In a strange room you must empty yourself for sleep. And before you are emptied for sleep, what are you. And when you are emptied for sleep, you are not. And when you were filled with sleep, you never were.

This brief quote, one that Galgut’s narrator remembers from a distracted reading on a campsite after an exhausting day of walking, is continued by Faulkner like this: “I dont know what I am. I dont know if I am or not.” and end, after a short deliberation, affirmatively: “And then I must be, or I could not empty myself for sleep in a strange room.” By eliding all these thoughts from the quote, Galgut retains the doubt, the vague, insecure atmosphere that pervades the whole book.

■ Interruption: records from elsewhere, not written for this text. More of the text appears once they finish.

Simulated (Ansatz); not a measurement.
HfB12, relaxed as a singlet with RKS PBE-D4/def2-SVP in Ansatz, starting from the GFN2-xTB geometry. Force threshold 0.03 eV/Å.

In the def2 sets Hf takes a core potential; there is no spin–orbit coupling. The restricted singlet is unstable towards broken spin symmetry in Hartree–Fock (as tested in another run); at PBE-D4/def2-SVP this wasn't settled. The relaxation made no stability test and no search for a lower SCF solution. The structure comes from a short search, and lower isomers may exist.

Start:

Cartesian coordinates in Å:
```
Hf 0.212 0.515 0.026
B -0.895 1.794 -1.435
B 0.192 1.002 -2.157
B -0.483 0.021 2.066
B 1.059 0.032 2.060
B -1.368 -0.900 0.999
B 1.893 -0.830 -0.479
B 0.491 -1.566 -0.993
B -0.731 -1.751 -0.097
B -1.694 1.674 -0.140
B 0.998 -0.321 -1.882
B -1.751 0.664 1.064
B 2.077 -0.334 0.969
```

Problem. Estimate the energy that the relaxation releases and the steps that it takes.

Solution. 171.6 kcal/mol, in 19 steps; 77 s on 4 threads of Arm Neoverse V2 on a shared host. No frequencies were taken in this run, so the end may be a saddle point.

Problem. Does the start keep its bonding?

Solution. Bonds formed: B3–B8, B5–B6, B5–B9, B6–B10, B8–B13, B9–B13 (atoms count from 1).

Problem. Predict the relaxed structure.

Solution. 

The quiet question “what are you” haunts Damon throughout In A Strange Room, and giving the book this title suggests that it describes the process of working through existentialist doubt, not with the goal of arriving at a satisfying philosophical conclusion, but merely with the modest seeming goal of calming down enough to sleep, i.e. to be comfortable in the “strange room” that is the world. Uncomfortable and insecure, Damon falls in love twice, and blows it both times because he fails to grasp the situation completely, to take control of his life and the things and people that are important in it. In the first section, “The Follower”, he tries, at least, by striking up a friendship with Reiner, a raven-haired German whom he meets in Greece and eventually invites to visit in South Africa. Damon and Reiner are both perfectly aware of the sexual tensions and attractions between them although neither speaks of it. In Greece and in the letters, as well as at the beginning of Reiner’s South African stay, the two men circle each other carefully, and although we can see a power imbalance developing, it doesn’t flare up until the two decide to undertake a hiking journey through South Africa. Reiner repeatedly displays his independence, both financially and emotionally. One night he sleeps with a middle aged prostitute, an action clearly designed to antagonize Damon. Reiner (whose name contains the German word ‘rein’, meaning clean, pure) is oddly aristocratic. He can afford to travel the world without thinking about money, yet he withholds from Damon any information as to his professional or financial background. It is inferred that Reiner doesn’t have to work, or if he does, he works little. The same lack of need or professional necessity can be found in his emotional life initially. He is distant, and in fact breaks up with women if they demand too much in the way of closeness of commitment. It is Damon alone who is sullied by desire, by sexual need, by financial difficulties and emotional dependencies. This imbalance leads to Reiner taking emotional advantage of Damon, which dooms their unspoken and unfulfilled love affair. As their relationship deteriorates, Galgut hands us that Faulkner quote in order to demonstrate whence Damon’s discomfort and alienation.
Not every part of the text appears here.